Economic transformation and education are post-apartheid SA's biggest failures - Jonas

7th September 2017 By: News24Wire

Economic transformation and education are post-apartheid SA's biggest failures - Jonas

Former Deputy Finance Minister Mcebisi Jonas
Photo by: Reuters

The transformation of the economy, as well as education and training, are among post-apartheid South Africa’s biggest failures, former deputy finance minister Mcebisi Jonas said on Thursday.

"Monopoly exists. We have the historical reality that, if you look at the social structure of the economy, whites in the country still have the skills," he said during a dialogue on the state of the nation at the Open Book Festival in Cape Town.

"But we can't get stuck in slogans, like 'white monopoly capital'. The reality is that almost seven-million youths are unemployed. We must respond to this reality. What needs to be done?

"It might not only be about changing the ownership structure of the economy. It’s about creating jobs."

Education and training was also a "monumental failure" that could not be justified, Jonas said.

He said, post-1994, education had been left to "bureaucrats, politicians and unions".

"Education was so central to driving the anti-apartheid struggle," Jonas said.

In addition, he said, society had made a university degree "everything".

"We must go back to artisan training in a very robust way. Artisans have become lost in the system. The world of work is changing," he said.

Jonas described SA as a country in crisis, with the effects of poverty and inequality running deep. "Exclusion and marginalisation are a big problem."

President Jacob Zuma axed Jonas and former finance minister Pravin Gordhan during his Cabinet reshuffle in April, whereafter Jonas resigned as an MP.

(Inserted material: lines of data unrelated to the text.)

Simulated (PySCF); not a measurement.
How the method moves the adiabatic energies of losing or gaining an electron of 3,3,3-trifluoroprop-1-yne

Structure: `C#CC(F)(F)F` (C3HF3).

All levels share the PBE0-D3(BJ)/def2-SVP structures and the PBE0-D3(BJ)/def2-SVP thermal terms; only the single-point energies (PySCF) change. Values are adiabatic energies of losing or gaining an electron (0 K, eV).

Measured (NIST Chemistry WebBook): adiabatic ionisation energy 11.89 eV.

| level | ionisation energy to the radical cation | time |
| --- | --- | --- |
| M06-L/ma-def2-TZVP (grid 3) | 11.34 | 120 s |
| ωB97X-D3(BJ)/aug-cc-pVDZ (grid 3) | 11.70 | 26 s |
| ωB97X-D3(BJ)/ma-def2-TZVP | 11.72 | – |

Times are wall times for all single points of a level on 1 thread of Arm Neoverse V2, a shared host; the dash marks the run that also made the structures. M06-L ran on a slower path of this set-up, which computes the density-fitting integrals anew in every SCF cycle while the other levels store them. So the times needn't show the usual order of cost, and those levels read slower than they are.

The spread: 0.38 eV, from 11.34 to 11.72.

Jonas claimed last year that he had, in October 2015, turned down R600 000 in cash and a further R600-million bank transfer offered to him by the wealthy Gupta family if he became the next finance minister.

When asked who he backed ahead of the African National Congress’s December conference, Jonas sidestepped the question, simply saying that the country needed a "serious antithesis to what is happening now".